Explore the concept of Income Tax Protective Assessment and the Supreme Court’s stance in the case of Lalji Haridas vs ITO (1961). The Income Tax Act lacks provision for protective assessment, but in situations where income ownership is unclear due to litigation, the concept arises. The Supreme Court, in the Lalji Haridas case, established that protective assessments are permissible when ownership cannot be immediately determined. Such assessments prevent irretrievable loss of revenue if the final outcome differs. However, only one final assessment will stand, and recovery of tax is usually permitted in the substantive assessment. Gain insights into this legal perspective for a comprehensive understanding.

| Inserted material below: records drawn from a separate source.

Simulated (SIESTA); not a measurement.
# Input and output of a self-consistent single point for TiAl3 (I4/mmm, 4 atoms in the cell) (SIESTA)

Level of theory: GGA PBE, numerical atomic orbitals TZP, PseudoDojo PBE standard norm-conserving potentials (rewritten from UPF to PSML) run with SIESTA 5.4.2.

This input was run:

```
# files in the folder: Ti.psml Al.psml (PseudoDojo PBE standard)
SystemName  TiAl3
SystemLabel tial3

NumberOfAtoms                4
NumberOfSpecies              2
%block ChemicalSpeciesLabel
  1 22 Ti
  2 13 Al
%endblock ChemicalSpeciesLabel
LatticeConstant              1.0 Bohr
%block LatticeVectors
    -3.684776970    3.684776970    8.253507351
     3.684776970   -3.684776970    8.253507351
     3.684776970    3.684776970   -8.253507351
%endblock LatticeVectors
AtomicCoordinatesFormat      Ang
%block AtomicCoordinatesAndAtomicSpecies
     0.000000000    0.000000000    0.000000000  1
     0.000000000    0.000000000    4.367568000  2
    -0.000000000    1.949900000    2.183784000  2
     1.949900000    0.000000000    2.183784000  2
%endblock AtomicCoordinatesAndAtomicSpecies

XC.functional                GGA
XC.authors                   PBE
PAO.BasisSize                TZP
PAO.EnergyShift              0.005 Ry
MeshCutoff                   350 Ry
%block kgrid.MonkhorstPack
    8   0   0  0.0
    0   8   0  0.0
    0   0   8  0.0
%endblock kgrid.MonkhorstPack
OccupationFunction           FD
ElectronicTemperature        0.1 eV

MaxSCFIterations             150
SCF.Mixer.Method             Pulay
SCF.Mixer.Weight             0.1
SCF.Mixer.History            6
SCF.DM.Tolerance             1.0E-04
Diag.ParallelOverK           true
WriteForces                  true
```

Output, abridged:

The Income Tax Act provides for taxability of right income in the hands of right person in right year. There is no provision in Income Tax Act to make a protective assessment. But by logic when some income is detected and it is not possible immediately to know as to whom the income belongs, the concept of protective assessment comes into play.

The principal was settled long back by Honorable Supreme Court of India in the case of Lalji Haridas v. ITO (1961), where owing to litigations it is not possible to establish finally as to who is the proper assessee, if the income tax authorities are precluded from making a protective assessment then, by the time the disputes are over, the real assessment would be time barred.

Therefore, there is no reason why a protective assessment should be declared to be illegal. In such cases therefore, protective assessments are permissible in law, so that revenue may not be irretrievably be lost if final outcome of the dispute is different.  But the law is equally well settled that ultimately only one final assessment will stand while the other will get cancelled.

Recovery of tax is permitted in only one hand, normally and preferable in the main assessment, i.e. substantive assessment. However recovery is permissible in protective assessment if recovery could not be made from person in whose hand substantive assessment was made.


Supreme Court of India
Lalji Haridas vs Income-Tax Officer And Anr. on 25 July, 1961
Equivalent citations: 1961 43 ITR 387 SC
Author: Gajendragadkar
Bench: J Shah, K S Rao, M Hidayatullah, P Gajendragadkar, R Dayal
JUDGMENT Gajendragadkar, J.

1. These two appeals arise out of two writ petitions filed by the two appellants who are brothers, Lalji Haridas and Chhotalal Haridas, against the respective Income-tax Officers in their areas. Lalji Haridas, who is a resident of Jamnagar, filed Special Civil Application No. 132 of 1957 in the High Court of Judicature, Bombay, at Rajkot, challenging the validity of the notices issued against him by the Income-tax Officer, Ward A, at Jamnagar under section 23(2) of the Indian Income-tax Act, claiming appropriate writ or order restraining the said Income-tax Officer from taking any further proceedings under the said notices. This petition was summarily dismissed by the High Court and the application made by Lalji for a certificate to file an appeal in this court was also rejected. Thereupon he applied for and obtained special leave from this court. It is with special leave granted to him that Lalji has brought his appeal before this court.

2. Chhotalal, who is a resident of Bombay, filed Special Civil Application No. 374 of 1960 in the High Court at Bombay, challenging the validity of the notices issued against him by the Fourth Income-tax Officer, Ward G, and claiming appropriate writ or order restraining the said officer from taking any further proceedings under the said notices. This application was summarily dismissed by the High Court and Chhotalal’s request for a certificate was likewise rejected. Chhotalal then applied for and obtained special leave from this court, and that is how his appeal has come to this court.

3. In the notices issued by the respective Income-tax Officers against the two appellants an enquiry is proposed to be held in regard to the liability to pay tax on the alleged total income of Rs. 97,00,000 received by either or both of the two appellants. This income represents the remittances of monies through the Indian Overseas Bank Ltd., Pondicherry, and the United Commercial Bank Ltd., Pondicherry, and had accrued during the assessment year 1952-53 respectively. Since both the appellants challenged the validity of the proceedings commenced against them in their writ petitions the present appeals can be conveniently treated as companion matters and have been accordingly placed for hearing together as such. We writ first deal with the appeal preferred by Lalji.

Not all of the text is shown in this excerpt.